Patent Application
20250006682
The present application generally relates to semiconductor technologies, and more particularly, to a semiconductor package with multiple types of solder balls.
The wiring used for interconnection within a semiconductor chip is extremely fine, being of the order of a few microns, or less, in width. The ability to form such wires has made possible for semiconductor chips containing millions or more interconnected components. At some point, however, contacts are required between the chips and the outside world where working to such small tolerances of wiring is not possible.
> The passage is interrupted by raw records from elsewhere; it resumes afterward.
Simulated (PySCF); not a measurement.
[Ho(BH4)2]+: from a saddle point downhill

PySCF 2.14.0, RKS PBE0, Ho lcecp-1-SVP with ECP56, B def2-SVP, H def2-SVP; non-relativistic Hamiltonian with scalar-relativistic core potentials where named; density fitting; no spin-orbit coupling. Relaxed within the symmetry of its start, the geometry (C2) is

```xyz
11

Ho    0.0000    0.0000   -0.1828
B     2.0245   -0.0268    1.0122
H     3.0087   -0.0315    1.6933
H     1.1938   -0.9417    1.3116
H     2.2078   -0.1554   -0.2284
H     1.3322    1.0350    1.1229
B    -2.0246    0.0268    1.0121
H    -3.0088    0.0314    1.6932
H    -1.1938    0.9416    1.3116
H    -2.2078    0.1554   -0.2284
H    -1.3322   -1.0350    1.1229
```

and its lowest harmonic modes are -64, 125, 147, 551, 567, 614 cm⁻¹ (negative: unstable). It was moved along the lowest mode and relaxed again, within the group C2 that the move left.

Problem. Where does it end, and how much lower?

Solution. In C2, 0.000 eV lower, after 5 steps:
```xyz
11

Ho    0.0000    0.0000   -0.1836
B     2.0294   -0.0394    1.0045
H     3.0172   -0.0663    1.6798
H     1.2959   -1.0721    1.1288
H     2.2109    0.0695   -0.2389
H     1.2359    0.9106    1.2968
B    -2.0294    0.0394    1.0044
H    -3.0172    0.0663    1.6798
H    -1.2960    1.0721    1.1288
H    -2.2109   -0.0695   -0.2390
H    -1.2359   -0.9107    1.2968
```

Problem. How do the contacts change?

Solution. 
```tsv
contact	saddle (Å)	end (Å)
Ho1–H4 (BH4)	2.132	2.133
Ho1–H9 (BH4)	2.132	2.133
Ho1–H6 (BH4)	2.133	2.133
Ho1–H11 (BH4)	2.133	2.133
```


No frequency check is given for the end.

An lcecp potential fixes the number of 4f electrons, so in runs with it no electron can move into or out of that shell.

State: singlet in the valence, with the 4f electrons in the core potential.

In order for connecting semiconductor chips to external devices or systems, printed circuit boards (PCB), interposers, or other similar substrates are widely used for mounting the chips thereon, thereby forming semiconductor packages having bigger sizes. The wiring on a PCB is much coarser than on a chip, being typically measured in millimeters. It is not practical to connect chip wiring directly to PCB wiring. Therefore, an intermediate structure, capable of handling both ends of this wire-width spectrum, is needed.
An example of such a structure is a ball grid array (BGA). BGA packaging technology is a surface mounting technology applied to integrated circuits, which is commonly used to permanently fix devices such as microprocessors. The BGA package is an array on the bottom of a package substrate, and solder balls are used as input/output (I/O) terminals of the circuits and connected to a PCB.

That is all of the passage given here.